There is a discipline of the wild. The word "awe" once included not only the sense of wonder and respect, but discipline and rigor, the kind of attention and dedication awe inspires. To that which awes us, we owe disciplined attention and dedicated rigor.
Every wild animal has it's own discipline. It must meet the night, and the cold, and find food for itself, all in the open elements. It may be rough and charactered, but disciplined it must be to meet the slope and friction of the world, and within this realm, however rustic each creature's approach, it has there as well an elegance native to it.
We don't learn discipline to that which awes us in this society. We are taught to be beholden to the quotidian and conformist. But religion must teach us where our first loyalties lie. If we will not tend our soul, and listen to the 'animal conscience' of our Fylgia, how will the larger messages from family disir, land wights, and Gods ever get through? And yet to reach soul we also must respond to that which awes us. If we have not yet found that, we ought be on perpetual quest until we do. Once found, the Germanic principle of loyalty or 'hold' applies. We might reflect that Ygg (awe) was married to Holda (loyalty). They go hand in hand.
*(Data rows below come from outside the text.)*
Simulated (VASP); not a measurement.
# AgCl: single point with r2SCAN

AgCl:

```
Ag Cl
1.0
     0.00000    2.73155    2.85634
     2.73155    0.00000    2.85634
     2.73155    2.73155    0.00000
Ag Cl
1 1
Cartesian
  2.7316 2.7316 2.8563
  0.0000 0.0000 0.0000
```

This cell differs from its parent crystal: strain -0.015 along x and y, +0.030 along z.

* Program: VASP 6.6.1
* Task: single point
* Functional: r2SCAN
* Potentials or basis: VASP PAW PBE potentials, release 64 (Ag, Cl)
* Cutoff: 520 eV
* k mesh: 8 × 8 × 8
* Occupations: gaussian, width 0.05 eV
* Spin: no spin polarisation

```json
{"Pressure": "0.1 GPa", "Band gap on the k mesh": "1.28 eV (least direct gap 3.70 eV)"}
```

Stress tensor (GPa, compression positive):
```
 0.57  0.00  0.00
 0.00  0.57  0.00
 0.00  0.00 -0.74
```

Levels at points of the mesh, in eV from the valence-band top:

"Men switcheth", the Old English Rune Poem tells us. We switch from one thing to another, constantly distracted, often unable or unwilling to give focus where needed. We're all over the place. Because of this switching, we have a propensity to lose what is of value, and therefore betray it. The possibility of betrayal is the deeper meaning of the word "switch". Will we switch or hold when it comes to our very souls (and all to which they pertain : original nature, the land spirits, Mother Earth, and the Gods).
Can we discover the discipline of an owl or a bear or a beaver within ourselves? Can we develop that kind of in-tune rigor? Will we dare? Will we boast and find fellows to hold us to that boasting?